Cloudera Impala – Fast, Interactive Queries with Hadoop


Introduction

As discussed in the previous post about Twitter’s Storm, Hadoop is a batch oriented solution that has a lack of support for ad-hoc, real-time queries. Many of the players in Big Data have realised the need for fast, interactive queries besides the traditional Hadooop approach. Cloudera, one the key solution vendors in Big Data/Hadoop domain has just recently launched Cloudera Impala that addresses this gap.

As Cloudera Engineering team descibed in ther blog, their work was inspired by Google Dremel paper which is also the basis for Google BigQuery. Cloudera Impala provides a HiveQL-like query language for wide variety of SELECT statements with WHERE, GROUP BY, HAVING clauses, with ORDER BY – though currently LIMIT is mandatory with ORDER BY -, joins (LEFT, RIGTH, FULL, OUTER, INNER), UNION ALL, external tables,  etc. It also supports arithmetic and logical operators and Hive built-in functions such as COUNT, SUM, LIKE, IN or BETWEEN. It can access data stored on HDFS but it does not use mapreduce, instead it is based on its own distributed query engine.

The current Impala release (Impala 1.0beta) does not support  DDL statements (CREATE, ALTER, DROP TABLE), all the table creation/modification/deletion functions have to be executed via Hive and then refreshed in Impala shell.

Cloudera Impala is open-source under Apache Licence, the code can be retrieved from Github. Its components are written in C++, Java and Python.

Cloudera Impala Architecture

Cloudera Impala has 3 key components: impalad, impala-state-store and impala-shell.

Impala shell is essentially a short shell script which starts the impala-shell.py python program to run the queries.

SCRIPT_DIR="$( cd "$( dirname "${BASH_SOURCE[0]}" )" && pwd )"
SHELL_HOME=${IMPALA_SHELL_HOME:-${SCRIPT_DIR}}

PYTHONPATH="${SHELL_HOME}/gen-py:${SHELL_HOME}/lib:${PYTHONPATH}" \
  python ${SHELL_HOME}/impala_shell.py "$@"

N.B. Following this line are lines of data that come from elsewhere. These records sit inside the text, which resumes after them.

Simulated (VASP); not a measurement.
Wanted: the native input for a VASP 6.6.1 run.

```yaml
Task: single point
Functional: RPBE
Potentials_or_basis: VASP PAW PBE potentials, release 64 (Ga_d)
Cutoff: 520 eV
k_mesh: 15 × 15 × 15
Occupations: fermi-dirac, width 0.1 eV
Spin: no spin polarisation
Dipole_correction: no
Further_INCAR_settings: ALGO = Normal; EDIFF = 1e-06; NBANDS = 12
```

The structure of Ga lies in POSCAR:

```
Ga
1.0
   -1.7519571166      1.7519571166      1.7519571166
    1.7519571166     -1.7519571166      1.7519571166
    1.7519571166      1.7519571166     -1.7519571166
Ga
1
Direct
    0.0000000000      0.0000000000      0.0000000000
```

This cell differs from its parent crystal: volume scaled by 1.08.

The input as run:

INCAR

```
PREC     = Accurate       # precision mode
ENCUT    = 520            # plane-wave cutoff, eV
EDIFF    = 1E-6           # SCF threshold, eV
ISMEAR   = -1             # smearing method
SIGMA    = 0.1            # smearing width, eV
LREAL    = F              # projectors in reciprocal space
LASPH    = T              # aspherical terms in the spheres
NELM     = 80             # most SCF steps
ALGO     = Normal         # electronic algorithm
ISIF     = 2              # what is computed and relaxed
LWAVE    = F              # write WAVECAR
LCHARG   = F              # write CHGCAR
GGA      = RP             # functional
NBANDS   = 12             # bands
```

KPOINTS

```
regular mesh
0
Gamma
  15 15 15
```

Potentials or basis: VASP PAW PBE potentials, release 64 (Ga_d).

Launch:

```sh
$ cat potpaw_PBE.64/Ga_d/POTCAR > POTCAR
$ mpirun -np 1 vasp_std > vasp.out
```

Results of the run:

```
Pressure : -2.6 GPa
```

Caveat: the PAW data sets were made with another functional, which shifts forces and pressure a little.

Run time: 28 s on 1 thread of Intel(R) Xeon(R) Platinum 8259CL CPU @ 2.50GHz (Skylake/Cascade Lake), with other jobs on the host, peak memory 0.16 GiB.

Impalad is running on each Hadoop datanode and and it plans and executes the queries sent from impala-shell.

Impala-state-store stores information (location and status) about all the running impalad instances.

Installing Cloudera Impala

As of writing this article, Cloudera Impala requires 64-bit RHEL/Centos 6.2 or higher. I was running the tests on RHEL6.3 (64-bit) on AWS. You need to have Cloudera CDH4.1, Hive and Mysql installed (the latter is used to store Hive metastore).

Note: AWS t1.micro instances are not suitable for CDH4.1, that requires more memory than t1.micro provides.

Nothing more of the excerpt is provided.